As always with me, a little knowledge is a dangerous thing, but let me express my views on train and tram air conditioning.
As the temperature rose to 43 degrees today and trains failed one after another, we are told by Metro Trains that the Comeng train air con system was not designed to operate above 35 degrees. We were told this by the previous company Connex. We have been told this by the state government. Temperatures of 35 degrees plus happen every summer in Melbourne, so I am not sure why they would not be 'designed' to cope.
While the controls of an air con unit can be quite a complex piece of electronics, the basics are not. You have a compressor and a fan. Compressed gas gets cold and a fan blows through the cold area and blows out cold air into your room or vehicle, car, train, bus or tram.
The size of the compressor and the ability of the fan to distribute the cool air should be matched to the the size of the area cooled and the conditions of the area. Clearly a moving vehicle with opening doors and full of people will need to get more cooling than a a single room in a house.
Melbourne's Combino trams, the newer ones that operate in St Kilda Road and Swanston Street very obviously have inadequate air con systems. If you listen carefully on a warm day, you can hear the system cut in and out. If you listen on a hot day, you will not hear the system cut out and yet the tram is uncomfortably warm. Inadequate air conditioning. Trams with air systems designed for Germany do not have appropriate air conditioning for Melbourne.
Adelaide also bought new trams four or so years ago. They too were Euro designed and had inadequate air conditioning. Passengers were blamed for not having eaten breakfast and fainting. Remedial work was done, haha, putting heavier tinting on the windows. Eventually the government bit the bullet and spent millions on upgrading the tram air conditioning. Adelaide has bought even more new trams and retired its very old fleet. I will bet that their newest trams do have adequate air conditioning.
I have not been on one of the French trams, the Citadis that also operate in Melbourne, on a really hot day, so I can't speak for them, except that on a warm day, they seem ok.
Melbourne's B class trams, the older articulated trams have excellent air conditioning. It is a bit noisy but also easy to hear when it cuts in and out. Even when the weather is quite warm, it still cuts out at times, and yet the tram remains deliciously cool inside.

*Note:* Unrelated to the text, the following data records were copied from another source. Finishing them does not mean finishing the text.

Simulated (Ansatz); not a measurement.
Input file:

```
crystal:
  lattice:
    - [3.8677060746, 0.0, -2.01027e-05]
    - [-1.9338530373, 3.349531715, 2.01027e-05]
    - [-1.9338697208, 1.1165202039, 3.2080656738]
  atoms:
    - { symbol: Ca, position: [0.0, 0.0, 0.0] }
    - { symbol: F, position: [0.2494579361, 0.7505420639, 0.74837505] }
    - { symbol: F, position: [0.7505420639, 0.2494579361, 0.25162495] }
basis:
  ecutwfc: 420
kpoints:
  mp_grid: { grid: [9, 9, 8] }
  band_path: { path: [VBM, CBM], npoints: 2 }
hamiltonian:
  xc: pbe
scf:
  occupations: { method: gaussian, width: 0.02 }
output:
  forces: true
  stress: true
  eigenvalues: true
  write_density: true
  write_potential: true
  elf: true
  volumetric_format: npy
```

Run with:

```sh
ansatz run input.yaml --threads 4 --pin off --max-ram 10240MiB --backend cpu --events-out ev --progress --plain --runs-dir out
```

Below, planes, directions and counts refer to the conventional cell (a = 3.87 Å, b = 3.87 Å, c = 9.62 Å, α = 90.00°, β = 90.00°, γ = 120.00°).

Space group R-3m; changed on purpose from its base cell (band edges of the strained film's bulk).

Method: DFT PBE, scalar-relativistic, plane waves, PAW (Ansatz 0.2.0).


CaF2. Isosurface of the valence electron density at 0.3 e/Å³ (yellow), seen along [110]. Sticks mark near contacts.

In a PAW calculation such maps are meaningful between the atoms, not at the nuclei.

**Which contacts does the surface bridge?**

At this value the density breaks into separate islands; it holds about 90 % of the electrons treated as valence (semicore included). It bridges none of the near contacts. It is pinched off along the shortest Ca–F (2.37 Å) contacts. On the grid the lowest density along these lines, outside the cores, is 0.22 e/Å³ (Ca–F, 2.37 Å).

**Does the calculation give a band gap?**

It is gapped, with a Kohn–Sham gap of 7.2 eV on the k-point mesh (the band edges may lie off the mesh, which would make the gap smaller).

Our trains, of the three different main types, are very comfortable with working air con. The older Comeng trains are the ones with air con that is 'only designed to operate' up to 35 deg.
Back to the tech. In a big area that has inadequate air conditioning, the compressor will just work non stop. That is, it is running at full capacity and can do so for a long time, until it is either switched off or the weather cools down. If it runs non stop, it will wear out more quickly than if it was cutting in and out at regular intervals, but that is a long time.
This is what they are designed to do. That is, run for long extended periods. I just cannot possibly imagine why these Comeng train air conditioners keep failing and after being in service for such a long time, a fix for the problem hasn't been found without an expensive upgrade.
I am afraid I just do not believe the phrase, 'designed to operate up to 35 degrees'. I would believe 'designed to cool efficiently up to 35 degrees'.